Wednesday, June 12, 2013

Mystery meteor shower disappoints skywatchers, but wait till next year

Thomas Ashcraft via Vimeo

New Mexico skywatcher Thomas Ashcraft captured this view of what appears to be a Gamma Delphinid fireball. Click on the image to watch the video on Vimeo, or watch the embedded version below.

By Alan Boyle, Science Editor, NBC News

Skywatchers were hoping for a fireworks show from the Gamma Delphinid meteor shower early Tuesday, but what they got were merely a few snaps, crackles and pops. That's not totally surprising, because some experts said in advance they weren't sure whether the meteor shower actually existed.

"I think it exists," Bill Cooke of NASA's Meteoroid Environment Office told NBC News, "but there was certainly no outburst last night."

Cooke, who's based at NASA's Marshall Space Flight Center in Alabama, said "a few people" in Colorado reported sightings of meteors apparently emanating from the double star Gamma Delphini. That assessment was seconded by Robert Lunsford of the American Meteor Society, who said the typical observation "mentioned none or perhaps one Gamma Delphinid being seen" along with several other random meteors.

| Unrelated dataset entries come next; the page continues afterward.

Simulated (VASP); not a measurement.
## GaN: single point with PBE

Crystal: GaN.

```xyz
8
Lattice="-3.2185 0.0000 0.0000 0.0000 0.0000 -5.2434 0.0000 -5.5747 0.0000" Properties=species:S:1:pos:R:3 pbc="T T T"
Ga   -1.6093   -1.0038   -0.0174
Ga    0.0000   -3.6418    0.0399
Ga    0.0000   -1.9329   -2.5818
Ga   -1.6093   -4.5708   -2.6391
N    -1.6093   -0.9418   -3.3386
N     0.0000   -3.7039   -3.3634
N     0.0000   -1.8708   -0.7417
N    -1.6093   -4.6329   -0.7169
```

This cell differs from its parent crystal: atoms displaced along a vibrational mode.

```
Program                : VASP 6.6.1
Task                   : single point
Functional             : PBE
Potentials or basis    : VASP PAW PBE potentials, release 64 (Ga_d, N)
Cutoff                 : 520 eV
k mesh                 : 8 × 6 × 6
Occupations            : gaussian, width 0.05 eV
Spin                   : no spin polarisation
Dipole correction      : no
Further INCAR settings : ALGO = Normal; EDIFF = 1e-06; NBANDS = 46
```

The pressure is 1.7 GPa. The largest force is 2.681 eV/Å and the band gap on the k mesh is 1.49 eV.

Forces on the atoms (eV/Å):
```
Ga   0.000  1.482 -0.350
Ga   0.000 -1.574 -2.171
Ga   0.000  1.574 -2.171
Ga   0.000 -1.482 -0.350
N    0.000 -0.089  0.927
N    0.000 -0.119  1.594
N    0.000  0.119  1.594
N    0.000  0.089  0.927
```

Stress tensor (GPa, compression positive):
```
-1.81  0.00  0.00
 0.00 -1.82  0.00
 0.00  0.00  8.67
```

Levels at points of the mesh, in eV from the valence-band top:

One observer in New Mexico, Thomas Ashcraft, captured an impressive video of what he said was a probable Gamma Delphinid fireball. Other skywatchers posted their pictures to the Meteorobs discussion forum. But the display was nothing like the outburst reported on June 11, 1930. Astronomers had hoped that something similar would be seen late Monday and early Tuesday, because Earth was traveling through what should have been the same field of cosmic debris.

"It was a very minor shower ? but that's why we look, right?" Cooke said.

The next significant event on the shooting-star schedule is the always-reliable Perseid meteor shower, which peaks on the night of Aug. 11-12. But the biggest meteoric mystery surrounds what will happen on May 23-24, 2014. That's when Earth is due to make its first orbital trip through the stuff left behind by Comet 209P/LINEAR (2004 CB).

"We've never seen meteors from this one before," Cooke said. The apparent point of origin for the meteor streaks, known as the radiant, will be in the northern constellation Camelopardalis.

The peak time is expected to come somewhere between 2 and 5 a.m. ET on May 24, and some experts are speculating that the meteor count could range upwards of 400 flashes an hour. Astronomers Peter Jenniskens and Esko Lyytinen, who sounded the alert about the Gamma Delphinids, say there's a chance that next May's shower could turn into an honest-to-goodness meteor storm. They're calling for more observations of Comet 209P to determine whether multiple streams of debris will come together in 2014.

Will there be fireworks from the 209P-ids, or the Camelids, or whatever this new meteor shower ends up being called? Or will it turn out to be another disappointment? Wait till next year!

More about meteors:


Alan Boyle is NBCNews.com's science editor. Connect with the?Cosmic Log?community by "liking" the log's?Facebook page, following?@b0yle on Twitter?and adding the?Cosmic Log page?to your Google+ presence. To keep up with Cosmic Log as well as NBCNews.com's other stories about science and space,?sign up for the Tech & Science newsletter, delivered to your email in-box every weekday. You can also check out?"The Case for Pluto,"?my book about the controversial dwarf planet and the search for new worlds.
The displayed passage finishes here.